TWO EXHIBITIONS AT THE HISTORY MUSEUM AS PART OF SERBIAN “DEALING WITH THE PAST” PROGRAMME
– “My Bosnia” by Miloš Cvetković and “Liberty” by Ron Haviv
The official opening ceremony of the 28th edition of the Memory Module took place at the Sarajevo City Hall on 5th April. The event featured the opening of the photo exhibition “Sarajevo, vječita Vjećnica” (Eng. Sarajevo, the Eternal City Hall) by photographer Rikard Larma and this exhibition was also part of a program marking the beginning of the siege of Sarajevo. The upcoming exhibition which is to be a part of this program is another photo exhibition titled “Moja Bosna” (Eng. My Bosnia) and “Sloboda” (Eng. Liberty) by authors Miloš Cvetković and Ron Haviv, originally a part of the Serbian “Dealing with the Past” program organized by J.U. MES in cooperation with ZFD Serbia. The exhibition opens at the History Museum on Thursday, 13th April at 5.30 p.m.
The “Liberty” exhibition by war photographer Ron Haviv focuses on concentration camps in Bosnia and Herzegovina set up during the war. In his introduction to “Liberty”, Haviv wrote, “First, there were rumors. Then evidence started emerging. There were concentration camps, whether they were official or not, there were hidden premises, sports venues, production facilities and factories, farms, schools… regardless of which warring side we are talking about – they all had them. It was all part of the war. It was obvious to enemy soldiers, but less obvious to civilians. The elderly, children and women were very often held there out of a mere desire to imprison “The Others”. Their main intent was to completely control the movements of people. The least important thing thereby was whether those people were detainees, prisoners or people who were supposed to be interrogated. Those people were denied their Liberty… War reminds us of our own fragility and of how temporary the idea of liberty can be for everyone.”

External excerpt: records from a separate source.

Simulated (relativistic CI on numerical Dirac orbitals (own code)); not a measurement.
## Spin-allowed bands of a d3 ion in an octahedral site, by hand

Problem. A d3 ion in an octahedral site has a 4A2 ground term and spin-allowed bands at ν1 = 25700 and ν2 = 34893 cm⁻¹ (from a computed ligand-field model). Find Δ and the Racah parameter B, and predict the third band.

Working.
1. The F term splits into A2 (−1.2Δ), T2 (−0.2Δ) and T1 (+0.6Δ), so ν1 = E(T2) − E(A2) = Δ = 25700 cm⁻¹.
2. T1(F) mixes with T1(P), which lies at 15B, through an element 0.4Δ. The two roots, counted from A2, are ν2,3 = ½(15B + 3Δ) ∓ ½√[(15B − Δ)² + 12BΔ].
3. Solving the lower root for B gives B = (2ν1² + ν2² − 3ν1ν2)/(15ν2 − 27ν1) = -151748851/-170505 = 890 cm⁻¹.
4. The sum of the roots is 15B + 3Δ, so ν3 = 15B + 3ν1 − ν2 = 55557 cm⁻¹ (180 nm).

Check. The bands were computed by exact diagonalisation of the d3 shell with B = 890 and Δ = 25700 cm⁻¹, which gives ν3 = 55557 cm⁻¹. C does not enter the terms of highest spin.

Miloš Cvetković’s exhibition “Moja Bosna” is a story of the war in Bosnia and Herzegovina, i.e. of those parts that Miloš Cvetković managed to visit on his photographic pilgrimage. His photographs date back to the period from 1992 to 1995, depicting the Eastern, Western and Central parts of Bosnia and Herzegovina, but the book also features some photographs from Monte Negro and Croatia where a part of BH population ended up as refugees and from Serbia where they ended up as prisoners. This is not an all-encompassing story about the war in Bosnia, but a perspective of a war photographer who only had access to one warring side. This is just a small part of the story about a war in which, in less than four years, more than 100.000 people were killed; in which the country’s capital was under complete siege for 44 months, a siege during which nearly 11.000 of its citizens lost their lives. A war in which the soldiers of the Army of Republika Srpska committed genocide, murdering more than 8.000 men and boys in Srebrenica.